I'm wearing a hat all the time nowadays, but it's similar to the emperor's new clothes. You can't see it. I can't even see it, but I can feel it. Constantly.
It's sadness. My sadness hugs my head like a cloche. I'm feeling so alone and missing the babies. Phone calls and cards aren't enough.
I had a delightful visit last Sunday with my dear friend Judy, who was my closest friend in D.C. There is a gift of music between us that's rare and wonderful. She is encouraging me to move to Sarasota, and I'm tempted. United flies direct from Tampa to Pittsburgh, and for a reasonable price(!). I love Sarasota, having spent two years there when the boys were two and four. But I really wouldn't be in any different position that I am here. I would have friends, I would have a job, I would have a home. But I wouldn't have family. (But I could get to my family easily. Is that enough of a change to make the move worthwhile?)
I came away from the weekend in Orlando just thinking and feeling that I want to be in Youngstown.

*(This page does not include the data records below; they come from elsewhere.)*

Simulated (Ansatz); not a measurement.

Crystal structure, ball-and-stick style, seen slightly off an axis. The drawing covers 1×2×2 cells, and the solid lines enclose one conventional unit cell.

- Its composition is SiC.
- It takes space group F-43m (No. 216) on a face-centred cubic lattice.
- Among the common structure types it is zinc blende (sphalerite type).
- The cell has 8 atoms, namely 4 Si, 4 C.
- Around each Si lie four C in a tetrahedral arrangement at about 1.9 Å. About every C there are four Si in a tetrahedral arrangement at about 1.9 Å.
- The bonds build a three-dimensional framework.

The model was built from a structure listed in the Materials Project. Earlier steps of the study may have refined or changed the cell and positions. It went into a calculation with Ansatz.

My boss told me this week that she has something up her sleeve for me. She knows of a job that's open and she's recommending me for that position. I would be her peer - a web strategist. I would still be a contractor, but I'd be working for a woman in Los Angeles, so it wouldn't matter where I lived. I could live in Tucson until I sell the houses, then I could live wherever I want. This is very intriguing, and something over which I have no control, so I must just keep putting one foot in front of the other and doing a good job to gain more accolades.
Tomorrow, Easter, I will take off my sadness hat and put on a sunny Easter hat. And a great big Easter basket of thanks to my friend Gail Remaly who has invited me to join her family for Easter dinner.
If there's still snow on the ground where you're reading this, I send you a virtual bouquet of daffodils!